Kurds have been oppressed in Turkey for decades, with their mother tongue banned in official settings. The resolution of the Kurdish issue seems distant despite several attempts by a number of Turkish cabinets and Kurdish officials. 

Several Kurdish political parties have been shut down for alleged affiliation with the Kurdistan Workers’ Party (PKK) and thousands of their members remain in jail on similar charges. 

“The Kurdish people have suffered a lot, the people of Turkey have paid a high price. AKP also only remembers the Kurdish problem from election to election,” said Tulay Hatimogullari, co-chair of the Peoples’ Equality and Democracy Party (DEM Party) while addressing veteran Kurdish politician Leyla Zana’s Newroz speech in Turkey’s Kurdish city of Diyarbakir (Amed). 

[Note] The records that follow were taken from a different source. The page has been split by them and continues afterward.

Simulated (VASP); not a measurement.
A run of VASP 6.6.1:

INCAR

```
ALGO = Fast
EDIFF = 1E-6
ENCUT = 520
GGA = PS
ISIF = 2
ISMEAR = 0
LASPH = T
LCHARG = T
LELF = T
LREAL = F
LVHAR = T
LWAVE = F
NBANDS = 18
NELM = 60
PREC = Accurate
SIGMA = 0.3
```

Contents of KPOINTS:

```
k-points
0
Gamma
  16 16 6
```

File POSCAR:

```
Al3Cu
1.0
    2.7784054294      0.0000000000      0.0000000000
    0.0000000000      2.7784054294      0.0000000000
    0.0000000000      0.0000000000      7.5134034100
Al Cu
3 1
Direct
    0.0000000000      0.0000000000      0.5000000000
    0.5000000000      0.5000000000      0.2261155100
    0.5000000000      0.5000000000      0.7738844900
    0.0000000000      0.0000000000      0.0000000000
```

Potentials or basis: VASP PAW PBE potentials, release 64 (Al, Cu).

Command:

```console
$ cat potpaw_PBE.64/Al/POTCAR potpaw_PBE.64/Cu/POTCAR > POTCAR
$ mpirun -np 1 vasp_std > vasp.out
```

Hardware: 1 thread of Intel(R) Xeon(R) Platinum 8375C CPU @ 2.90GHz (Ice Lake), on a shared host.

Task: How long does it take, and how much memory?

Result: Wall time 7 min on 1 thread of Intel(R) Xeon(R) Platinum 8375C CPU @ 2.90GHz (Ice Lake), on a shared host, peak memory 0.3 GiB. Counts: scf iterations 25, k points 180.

Hatimogullari also blasted the AKP for attempting to take advantage of Zana’s speech calling for a resolution of the Kurdish issue by saying they will revive the process, “but this is only an imagination and nothing will follow after.” 

“This time they will do the same thing and use the Kurdish issue as a powerful election campaign tool for its own benefit,” she stressed. 

The Kurdish peace process to end decades of bloody conflict started in 2013 between the Turkish government under then-prime minister Recep Tayyip Erdogan and the PKK. The talks were supported by Kurdistan Region officials, including then-president Masoud Barzani, and were mediated by the Peoples’ Democratic Party (HDP), DEM Party’s sister party. 

The talks collapsed in 2015, followed by intense urban fighting in Kurdish areas in the southeast of the country. More recently, the focus of the conflict has shifted across the border into the Kurdistan Region. 

Some Turkish officials claim that the HDP is the political wing of the PKK. This is the reason for an ongoing legal case against the party. These accusations forced the HDP to rebrand itself as the DEM Party to avoid potential obstacles in 2023 general elections and the March 31 local vote.

The HDP’s former co-president Selahattin Demirtas, who was the main face of the now-collapsed peace process, recently called on the DEM party and the AKP to meet and enter negotiations.

On Thursday, hundreds of thousands of people gathered in Diyarbakir to celeberate Newroz - the Kurdish New Year - and call for a peaceful resolution to the Kurdish issue in Turkey. 

There is a long history of animosity and conflict over Kurdish issues and rights in Turkey. The state has at times gone as far as denying the very existence of Kurds. Turkey's Kurds were provided limited cultural rights when Erdogan's AKP came to power three decades ago.

In light of Turkey’s intensification of its cross-border operations against the PKK in the Kurdistan Region and Ankara’s recent threat of a fresh offensive against its fighters in the Region in summer, it appears that the Turkish government is not currently seeking a ceasefire with the group. 

The Turkish defense ministry said on Thursday that Iraq is open to establishing a joint operations center with Ankara to fight the PKK, a week after a high-level security meeting with Iraqi officials. Baghdad officially banned the Kurdish group following the meeting.